Then Majority Leader Steny Hoyer gave me gallery passes at the time, and I was there the day Senator John McCain did his thumbs down and cast the deciding vote against the Republican bill to kill Obamacare by repealing the Affordable Care Act.

Republicans Fail to Repeal Obamacare: Where Do We Go From Here

What a world we’ve created, eh?

Back to the Asbestos Story

Meanwhile I was putting the asbestos story together. Rather than a straight story on the dangers of asbestos, which I figured very few people would read or share anyway, I included the Trump conflict of interest and the dangers it posed for members of the military and veterans. Some people on Facebook complained, but I could not let Newhouse off the hook either, since he is the one who created the myth of Trump’s glorious fake business acumen in the first place.

Si Newhouse2b - Talk About Connecting the Dots: Have I Offended the Mob?

Si Newhouse who gave us Trump, childhood friend of Roy Cohn, the mob fixer who also advised Trump: NAJ screen shot

It also became clear that Trump and Putin had created the fake summit about peace in Ukraine as a pretext to get together in person to talk about something else. Everything Trump says is a distraction to hide what he really cares about, MONEY! Putin needed to remind Trump of his debt to the Russian Mob, while at the same time giving him a photo op to boost his ratings and remain president-dictator-king of America, for whatever life he has left. So I wrote this:

“Do you wonder what they talked about in the limo? Could it have been Russian possession of a Trump-Epstein pedophile tape? Maybe they discussed how Trump was going to continue paying his debt to the Russian Mob for bailing out his Atlantic City casinos when no American bank would loan him money? Maybe they discussed their partnership in the only company left in the world selling asbestos, and how to get rid of those pesky E.P.A. regulations so they can sell it in the U.S. market? In the old world, before Trump, this would have been impeachable. Not with this Congress, on recess in August hiding from the Epstein files.”

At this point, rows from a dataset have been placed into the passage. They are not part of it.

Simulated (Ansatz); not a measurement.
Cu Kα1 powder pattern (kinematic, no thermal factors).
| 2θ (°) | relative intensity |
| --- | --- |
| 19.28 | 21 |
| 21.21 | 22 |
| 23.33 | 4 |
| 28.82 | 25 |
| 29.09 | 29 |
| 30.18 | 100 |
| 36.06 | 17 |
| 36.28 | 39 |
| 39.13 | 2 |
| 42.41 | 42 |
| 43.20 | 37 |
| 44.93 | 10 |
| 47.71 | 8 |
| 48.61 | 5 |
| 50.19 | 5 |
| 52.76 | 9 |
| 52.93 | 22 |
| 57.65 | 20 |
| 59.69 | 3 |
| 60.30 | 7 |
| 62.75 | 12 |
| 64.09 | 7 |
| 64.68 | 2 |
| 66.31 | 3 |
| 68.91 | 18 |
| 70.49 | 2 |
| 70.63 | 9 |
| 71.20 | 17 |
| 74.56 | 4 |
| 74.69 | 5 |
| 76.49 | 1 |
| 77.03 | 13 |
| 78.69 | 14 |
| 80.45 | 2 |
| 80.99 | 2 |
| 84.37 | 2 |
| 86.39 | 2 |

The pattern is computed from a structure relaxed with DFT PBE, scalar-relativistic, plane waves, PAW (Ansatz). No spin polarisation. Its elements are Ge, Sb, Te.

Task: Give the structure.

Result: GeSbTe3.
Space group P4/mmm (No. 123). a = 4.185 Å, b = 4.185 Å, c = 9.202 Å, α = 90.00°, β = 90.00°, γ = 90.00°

Trump E.P.A. to Reconsider Biden’s Ban on Asbestos: Does Trump Have a Conflict of Interest?

Theory. Hypothesis. Experiment. Test. Publish results.

Get it or not, you won’t see it in the New York Times or on CNN or CBS News. You won’t hear on NPR either.

Nor will you read it in a Condé Nast magazine owned by the Newhouse family, or even the Columbia Journalism Review. They just published a piece still grappling with how to save “objective” journalism, asking newsroom leaders and ethicists “what they’re keeping or changing in an era of Trump, ‘fake news,’ AI, and industry decline.”

Thirteen Journalists on How They Are Rethinking Ethics

Notice I’m not on the list, even though I’ve been writing about this longer than any of them.

Why is that do you think?

Is it because I’m a talentless trailer park trash writer from the shit hole state of Alabama? That can’t be it. I was raised in a house in the suburbs.

It’s Only Rock ‘n’ Roll But I Like It: Wayne Perkins, The Rolling Stones and Lynyrd Skynyrd

But is this still somehow offensive to the Ivy Leaguers who think they are better than everybody else, including all those who just got ran off at the Jeff Bezos Washington Post?

The Last of the Great American Newspapers and the End of History

Or could it be because I long ago sued a corrupt newspaper for blatant long term violations of the Fair Labor Standards Act in federal court and won, and was blackballed by Newhouse and other traditional publishers because of that?

CJR: THE OVERTIME WARS

Or maybe it is because I once sued a Newhouse owned Random House author for stealing my Bush AWOL story used as the lynchpin of her case against George W. Bush in Kitty Kelly’s $8 million book?

The Last of the Great American Newspapers and the End of History

The Mob

A few years ago I talked to Gay Talese, author of The Kingdom and the Power about the Times and other New Journalism books. He had attended the University of Alabama and covered sports for The Crimson White, and we appeared in a picture together on the 100th anniversary of the paper back in the early 1990s. I had also interviewed him back in the late 1990s for an issue of The Southerner magazine on Willie Morris, who had saved his career at Harper’s Magazine.

Audio: Gay Talese on Willie Morris

He offered to help me find an agent and help with my writing career. But the last time I called his number at his office apartment in Manhattan when I was in New York, his wife Nan Talese answered the phone. She blew me off and said her last client was to be Margaret Atwood before she retired. She edited The Handmaid’s Tale. I knew of her before for being the editor of Prince of Tides by Pat Conroy, a brilliant book.

I figured she blew me off because Gay had by then developed dementia or something. But could it be that Double Day was also a Newhouse owned Random House publisher? I just checked and it’s true.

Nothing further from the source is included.